Spiritual Gifts Within the Local Church
It is worth stressing that spiritual gifts are designed to function within the accountability and relationships of a specific local church, not as a freelance ministry exercised independently of any congregation. The New Testament’s instructions about gifts are addressed to gathered congregations, not to isolated individuals. A gift discovered and tested outside genuine relationship with other believers who can observe, encourage, and where necessary correct its exercise is far more vulnerable to pride, error, or simple misapplication.

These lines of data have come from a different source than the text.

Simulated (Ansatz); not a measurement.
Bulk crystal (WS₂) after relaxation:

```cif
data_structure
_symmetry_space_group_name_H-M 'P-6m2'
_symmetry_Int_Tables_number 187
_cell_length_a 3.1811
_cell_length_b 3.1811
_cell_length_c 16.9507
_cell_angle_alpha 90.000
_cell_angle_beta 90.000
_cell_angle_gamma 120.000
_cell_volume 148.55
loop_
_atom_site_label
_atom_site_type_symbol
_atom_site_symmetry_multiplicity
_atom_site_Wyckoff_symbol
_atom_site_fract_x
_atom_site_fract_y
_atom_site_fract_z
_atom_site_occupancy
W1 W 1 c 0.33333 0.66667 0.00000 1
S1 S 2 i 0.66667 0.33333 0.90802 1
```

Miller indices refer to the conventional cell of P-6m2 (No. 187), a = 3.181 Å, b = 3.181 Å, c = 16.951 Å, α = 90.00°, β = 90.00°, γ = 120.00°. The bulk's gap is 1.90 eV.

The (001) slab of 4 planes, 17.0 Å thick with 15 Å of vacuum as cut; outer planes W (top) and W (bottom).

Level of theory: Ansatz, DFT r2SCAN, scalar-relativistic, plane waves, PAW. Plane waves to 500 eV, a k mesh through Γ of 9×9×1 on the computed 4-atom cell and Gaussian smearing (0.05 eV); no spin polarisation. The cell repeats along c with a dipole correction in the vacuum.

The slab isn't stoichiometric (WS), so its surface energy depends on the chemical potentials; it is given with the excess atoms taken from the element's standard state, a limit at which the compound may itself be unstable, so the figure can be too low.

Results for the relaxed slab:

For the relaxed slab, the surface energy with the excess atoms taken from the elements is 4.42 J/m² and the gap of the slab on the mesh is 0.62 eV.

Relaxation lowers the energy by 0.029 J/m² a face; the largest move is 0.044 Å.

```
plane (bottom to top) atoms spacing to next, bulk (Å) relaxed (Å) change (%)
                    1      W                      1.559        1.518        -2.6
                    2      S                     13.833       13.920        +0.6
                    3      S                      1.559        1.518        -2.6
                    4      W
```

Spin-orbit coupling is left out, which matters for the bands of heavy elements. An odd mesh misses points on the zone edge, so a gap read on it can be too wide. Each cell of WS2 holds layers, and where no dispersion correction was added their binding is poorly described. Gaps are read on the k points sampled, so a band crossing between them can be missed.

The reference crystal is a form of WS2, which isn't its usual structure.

This is one more reason committed church membership matters more than contemporary culture, with its preference for informal and uncommitted spiritual exploration, tends to assume. Gifts given for the common good of the body require an actual body, gathered regularly enough for a genuine, tested pattern to be recognised, refined, and put to use. I would gently push back, then, on any teaching that treats discovery as a purely private, individual exercise, whether through a personality inventory or a season of solitary prayer alone. Both can be useful starting points. Neither replaces the confirmation of a local church community that has actually watched you serve. None of this diminishes the wonder of the gift itself. It simply locates that wonder where the New Testament actually places it: not in individual spiritual achievement, but in the ordinary, unglamorous, and often unnoticed service of one believer to another within a specific, real congregation.
So, now what?
If you already have a fair idea what your gift is, look for one concrete way to use it this week, in your own local church, for the benefit of someone else. If you genuinely do not know yet, volunteer for something ordinary and unglamorous and watch what happens. Either way, the goal is not self-knowledge for its own sake. It is the common good of a body that needs exactly what the Spirit has given you, and nobody else, to contribute.
One last encouragement, particularly for anyone who has served faithfully in the same quiet role for years without much visible recognition: the New Testament’s picture of the body has no category for a wasted gift, however unnoticed. Every joint and ligament matters to how a body moves, even the ones nobody thinks to thank. If your gift has kept a nursery running, a widow visited, or a spreadsheet accurate for a decade without applause, that service has built the church every bit as much as the most eloquent sermon preached from the front. I would rather pastor a congregation full of believers quietly using unglamorous gifts faithfully than one full of people waiting for a platform that matches their sense of their own importance.
I would add one more encouragement here, particularly for believers serving in roles nobody else especially wants. The New Testament’s picture of the body includes no category of gift that is optional or dispensable, however unglamorous the task attached to it might feel on an ordinary Tuesday. A congregation missing even its quietest gifts is measurably poorer for the absence, whether or not anyone notices consciously at the time.
To each is given the manifestation of the Spirit for the common good.